Basic and Utility Algorithms¶

The lenskit.algorithms.basic module contains baseline and utility algorithms for nonpersonalized recommendation and testing.

Personalized Mean Rating Prediction¶

class lenskit.algorithms.basic.Bias(items=True, users=True, damping=0.0)¶

Bases: lenskit.algorithms.Predictor, lenskit.algorithms.Trainable

A user-item bias rating prediction algorithm. This implements the following predictor algorithm:

\[s(u,i) = \mu + b_i + b_u\]

where \(\mu\) is the global mean rating, \(b_i\) is item bias, and \(b_u\) is the user bias. With the provided damping values \(\beta_{\mathrm{u}}\) and \(\beta_{\mathrm{i}}\), they are computed as follows:

\[\begin{align*} \mu & = \frac{\sum_{r_{ui} \in R} r_{ui}}{|R|} & b_i & = \frac{\sum_{r_{ui} \in R_i} (r_{ui} - \mu)}{|R_i| + \beta_{\mathrm{i}}} & b_u & = \frac{\sum_{r_{ui} \in R_u} (r_{ui} - \mu - b_i)}{|R_u| + \beta_{\mathrm{u}}} \end{align*}\]

The damping values can be interpreted as the number of default (mean) ratings to assume a priori for each user or item, damping low-information users and items towards a mean instead of permitting them to take on extreme values based on few ratings.

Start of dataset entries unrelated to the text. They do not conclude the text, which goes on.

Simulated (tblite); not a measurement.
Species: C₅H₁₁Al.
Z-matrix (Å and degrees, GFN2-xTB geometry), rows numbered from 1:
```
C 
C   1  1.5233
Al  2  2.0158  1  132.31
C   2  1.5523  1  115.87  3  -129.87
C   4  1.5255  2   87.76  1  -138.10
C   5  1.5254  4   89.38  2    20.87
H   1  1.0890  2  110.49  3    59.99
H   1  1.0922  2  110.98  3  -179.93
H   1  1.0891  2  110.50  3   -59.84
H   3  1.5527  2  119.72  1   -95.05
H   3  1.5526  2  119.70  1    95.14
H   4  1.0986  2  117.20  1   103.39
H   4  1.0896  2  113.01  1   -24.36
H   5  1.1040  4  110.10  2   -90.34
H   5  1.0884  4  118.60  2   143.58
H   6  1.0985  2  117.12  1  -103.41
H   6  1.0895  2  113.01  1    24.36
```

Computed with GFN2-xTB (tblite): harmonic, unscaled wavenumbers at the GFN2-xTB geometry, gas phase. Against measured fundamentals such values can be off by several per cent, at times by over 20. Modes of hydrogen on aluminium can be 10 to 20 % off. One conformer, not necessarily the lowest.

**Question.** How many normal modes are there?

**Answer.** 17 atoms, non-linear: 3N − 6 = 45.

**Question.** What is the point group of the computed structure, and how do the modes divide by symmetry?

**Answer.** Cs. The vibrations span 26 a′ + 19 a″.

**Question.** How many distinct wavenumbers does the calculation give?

Parameters:	items – whether to compute item biases users – whether to compute user biases damping (number or tuple) – Bayesian damping to apply to computed biases. Either a number, to damp both user and item biases the same amount, or a (user,item) tuple providing separate damping values.

predict(model, user, items, ratings=None)¶

Compute predictions for a user and items. Unknown users and items are assumed to have zero bias.

Parameters:	model (BiasModel) – the trained model to use. user – the user ID items (array-like) – the items to predict ratings (pandas.Series) – the user’s ratings (indexed by item id); if provided, will be used to recompute the user’s bias at prediction time.
Returns:	scores for the items, indexed by item id.
Return type:	pandas.Series

train(data)¶

Train the bias model on some rating data.

Parameters:	data (DataFrame) – a data frame of ratings. Must have at least user, item, and rating columns.
Returns:	a trained model with the desired biases computed.
Return type:	BiasModel

class lenskit.algorithms.basic.BiasModel¶

Trained model for the Bias algorithm.

mean¶

the global mean.

Type:	double

items¶

the item means.

Type:	pandas.Series

users¶

the user means.

Type:	pandas.Series

Fallback Predictor¶

The Fallback rating predictor is a simple hybrid that takes a list of composite algorithms, and uses the first one to return a result to predict the rating for each item.

A common case is to fill in with Bias when a primary predictor cannot score an item.

class lenskit.algorithms.basic.Fallback(*algorithms)¶

Bases: lenskit.algorithms.Predictor, lenskit.algorithms.Trainable

The Fallback algorithm predicts with its first component, uses the second to fill in missing values, and so forth.

load_model(file)¶

Save a trained model to a file.

Parameters:	path (str) – the path to file from which to load the model.
Returns:	the re-loaded model (of an implementation-defined type).

predict(model, user, items, ratings=None)¶

Compute predictions for a user and items.

Parameters:	model – the trained model to use. Either `None` or the ratings matrix if the algorithm has no concept of training. user – the user ID items (array-like) – the items to predict ratings (pandas.Series) – the user’s ratings (indexed by item id); if provided, they may be used to override or augment the model’s notion of a user’s preferences.
Returns:	scores for the items, indexed by item id.
Return type:	pandas.Series

save_model(model, path)¶

Save a trained model to a file or directory. The default implementation pickles the model.

Algorithms are allowed to use any format for saving their models, including directories.

Parameters:	model – the trained model. path (str) – the path at which to save the model.

train(ratings)¶

Train the model on rating/consumption data. Training methods that require additional data may accept it as additional parameters or via class members.

Parameters:	ratings (pandas.DataFrame) – rating data, as a matrix with columns ‘user’, ‘item’, and ‘rating’. The user and item identifiers may be of any type.
Returns:	the trained model (of an implementation-defined type).

Memorized Predictor¶

The Memorized recommender is primarily useful for test cases. It memorizes a set of rating predictions and returns them.

class lenskit.algorithms.basic.Memorized(scores)¶

Bases: object

The memorized algorithm memorizes scores & repeats them.